Let $f$ be a non-constant entire function satisfying the following conditions:
- $f(0)=0$
- For every positive real number $M$, the set $ \{z:|f(z)|<M\}$ is connected.
Prove that $f(z)=cz^n$ for some constant $c$ and positive integer $n$.
My attempt:
Since $\ f$ is entire so zeros of $\ f$ are isolated so we can choose an $r>0$ such that $B_r=\{z:|z| \le r\}$ contains no zero of $\ f$ other than $0$. Now if I consider $m=\inf_{|z|=r} |f(z)|$ then the set $S=\{z:|f(z)|<m\}$ is connected (by 2nd condition) and also $S \cap B_r \ne \phi$ which implies $S \subset B_r $. Therefore, $\ f$ has only zero at $z=0$ in $\mathbb{C}$.
Now I think $\ f$ has a pole at $\infty$....which would imply it is a polynomial which has only zero at $z=0$...And this should imply that $\ f$ is of the desired form.
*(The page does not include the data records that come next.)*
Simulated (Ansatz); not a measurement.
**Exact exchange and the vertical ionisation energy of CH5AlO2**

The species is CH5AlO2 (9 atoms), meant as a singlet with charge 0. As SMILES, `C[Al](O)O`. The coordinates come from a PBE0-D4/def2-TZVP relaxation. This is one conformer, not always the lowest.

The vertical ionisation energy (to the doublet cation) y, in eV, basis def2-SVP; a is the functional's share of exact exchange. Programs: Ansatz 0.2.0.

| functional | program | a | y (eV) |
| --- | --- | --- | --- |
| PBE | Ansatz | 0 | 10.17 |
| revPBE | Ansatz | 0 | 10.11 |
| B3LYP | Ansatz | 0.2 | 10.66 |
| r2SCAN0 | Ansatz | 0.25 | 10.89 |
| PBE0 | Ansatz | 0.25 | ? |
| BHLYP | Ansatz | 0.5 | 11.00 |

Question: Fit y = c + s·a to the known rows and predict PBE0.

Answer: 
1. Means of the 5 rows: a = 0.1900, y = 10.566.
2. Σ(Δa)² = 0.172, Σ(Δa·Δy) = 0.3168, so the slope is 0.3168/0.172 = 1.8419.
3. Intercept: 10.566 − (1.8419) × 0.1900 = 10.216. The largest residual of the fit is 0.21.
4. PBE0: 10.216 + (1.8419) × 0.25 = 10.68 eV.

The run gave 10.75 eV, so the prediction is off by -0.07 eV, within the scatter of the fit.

So I try to prove: $\lim_{|z| \to \infty}|f(z)|=\infty$
For this we have to show that for any $R>0$ there exists a $P>0$ such that $|f(z)| \ge R$ whenever $|z|>P$.
But from our previous discussion we can say that outside $B_r, ~ |f(z)| \ge m$.....So for any $R>m$ we can choose $P$ to be $r$. But what if $R \le m$..?
How can I prove that $\ f$ has a pole at $\infty $ ?
If I'm going wrong then please let me know...
Please help. Thank you..
If $f$ is bounded at infinity, then $f \equiv 0$. Otherwise, suppose $f$ had an essential singularity there. Choose $\epsilon > 0$ such that there exists a circle $S_R$ of radius $R$ around the origin on which $|f(z)| \ge \epsilon$ for all $z \in S_R$.
By any number of theorems (e.g. big Picard or Casorati-Weierstrass), the image of $\{z : |z| > R\}$ under $f$ contains points arbitrarily close to the origin. Therefore, $\{z : |f(z)| < \epsilon\}$ contains both $0$ and a point outside $S_R$, which contradicts connectivity.
Hence, $f$ must have a pole at infinity, so it's a polynomial. The only zero is at the origin, so $f$ is a multiple of $z^n$.